# normalize-languages
Tree-sitter language support for ~98 programming languages, plus per-language `ModuleResolver` implementations for cross-file import resolution.
Each language is a zero-sized struct (e.g., `Python`, `Rust`, `Go`, `TypeScript`) implementing the `Language` trait, which provides symbol extraction, import parsing, visibility detection, docstring extraction, test file globs, embedded content support, and (for languages with module systems) `module_resolver()` returning a `&dyn ModuleResolver`. Grammars are loaded dynamically from compiled shared libraries via `GrammarLoader` (backed by libloading), with query files (`.scm`) loaded from `src/queries/`. The crate also provides `support_for_path`, `support_for_extension`, `support_for_grammar`, and `supported_languages` registry functions. All 98 languages are individually feature-gated under `lang-*` flags grouped into `langs-core`, `langs-functional`, `langs-config`, `langs-data`, `langs-markup`, `langs-hardware`, and `langs-misc`.

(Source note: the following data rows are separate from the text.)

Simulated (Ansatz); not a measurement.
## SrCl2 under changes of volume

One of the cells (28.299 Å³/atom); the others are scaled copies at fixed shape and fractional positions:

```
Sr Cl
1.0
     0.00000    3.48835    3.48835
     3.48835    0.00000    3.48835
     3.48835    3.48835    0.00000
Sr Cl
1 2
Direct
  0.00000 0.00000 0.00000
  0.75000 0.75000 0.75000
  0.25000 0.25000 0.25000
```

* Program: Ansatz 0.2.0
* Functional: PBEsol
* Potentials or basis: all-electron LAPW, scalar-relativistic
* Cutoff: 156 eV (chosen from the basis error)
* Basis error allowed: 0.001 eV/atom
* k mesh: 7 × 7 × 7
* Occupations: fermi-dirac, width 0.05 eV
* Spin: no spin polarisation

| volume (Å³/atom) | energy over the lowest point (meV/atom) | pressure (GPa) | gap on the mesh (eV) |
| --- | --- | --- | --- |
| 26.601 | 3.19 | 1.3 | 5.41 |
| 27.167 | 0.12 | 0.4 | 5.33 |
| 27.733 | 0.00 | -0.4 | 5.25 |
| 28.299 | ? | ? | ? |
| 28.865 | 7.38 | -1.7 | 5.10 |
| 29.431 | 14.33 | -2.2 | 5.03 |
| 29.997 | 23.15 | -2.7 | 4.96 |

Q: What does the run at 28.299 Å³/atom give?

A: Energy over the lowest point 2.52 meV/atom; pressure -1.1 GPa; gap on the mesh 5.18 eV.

Phase 0 `ModuleResolver` implementations (26 languages): Rust (Cargo workspaces), TypeScript/TSX (tsconfig.json paths, .js→.ts elision), JavaScript (jsconfig.json, ESM/CJS), Python (relative imports, src/ layout), Go (go.mod), Ruby (require_relative), Java/Kotlin/Groovy/Scala (Maven/Gradle src/main layout), C#/VB/F# (.NET namespace→file), Swift (SPM Sources targets), Dart (pubspec.yaml package: imports), Zig (@import), Elixir (Mix CamelCase↔snake_case), Erlang (1:1 module=file), Haskell (Cabal hs-source-dirs), OCaml (capitalized stem), Lua (require dot-path), PHP (composer.json PSR-4), Perl (lib/ :: path), Clojure (src/ dot-namespace), Common Lisp (workspace stem), Scheme (R7RS .sld/.scm), Gleam (gleam.toml src/), ReScript (bsconfig.json). Deferred (require design work or toolchain info): C/C++/ObjC, Elm, D, R, Julia, MATLAB, Nix, Ada, Agda, Idris, Lean, Prolog.
`.cfg.scm` query files (76 languages) define CFG capture vocabularies — `@cfg.branch`, `@cfg.loop`, `@cfg.match`, `@cfg.try`, `@cfg.exit.*`, `@cfg.def`, `@cfg.use`, `@cfg.effect.*` — for the `normalize-cfg` builder. Phase 4 adds `@cfg.exit.throw.type` (thrown exception type) and `@cfg.try.catch.type` (caught type) to Java, Python, JS/TS/TSX, C++, C#.
390 `.scm` query files across 6 types (tags, calls, complexity, imports, types, decorations) cover 69+ languages. `<lang>.decorations.scm` files (45 languages) define `@decoration` captures for doc comments, attributes, decorators, and annotations that immediately precede a symbol — used by `normalize edit move` to include decorations when relocating symbols. Data/markup format symbol extraction for JSON, TOML, YAML, CSS, HTML, XML via tags.scm + Language trait methods (refine_kind, node_name, container_body, build_signature). TOML inline table pairs filtered; CSS selectors/at-rules/declarations extracted; HTML/XML element trees with attribute signatures. Import extraction added for AWK (`@include`/`@load` via `directive` node), HTML (`<script src>`, `<link href>`), and Jinja2 (`extends`/`import`/`from`/`include`) in 2026-03-11. All `*.tags.scm` and `*.types.scm` files are fully registered in `grammar_loader.rs`. Integration fixture tests for query correctness live in `tests/query_fixtures.rs` (skip gracefully when `target/grammars/` is absent — run `cargo xtask build-grammars` first). `groovy.imports.scm` was fixed to use `import: (qualified_name) @import.path` field accessor (previously used the invalid `dotted_identifier` node kind which caused the query to fail compilation); live test `groovy_imports_live` added. `GrammarLoadError` is now a proper typed error enum (replacing `anyhow::Error`) exposed in the public API; grammar validation utilities (`validate_unused_kinds_audit`, `cross_check_node_kinds`) added in `registry.rs` with `.ok().flatten()` patterns corrected to `.map_err()` since `GrammarLoader::get` returns `Result<Language, GrammarLoadError>` not `Result<Option<Language>, _>`.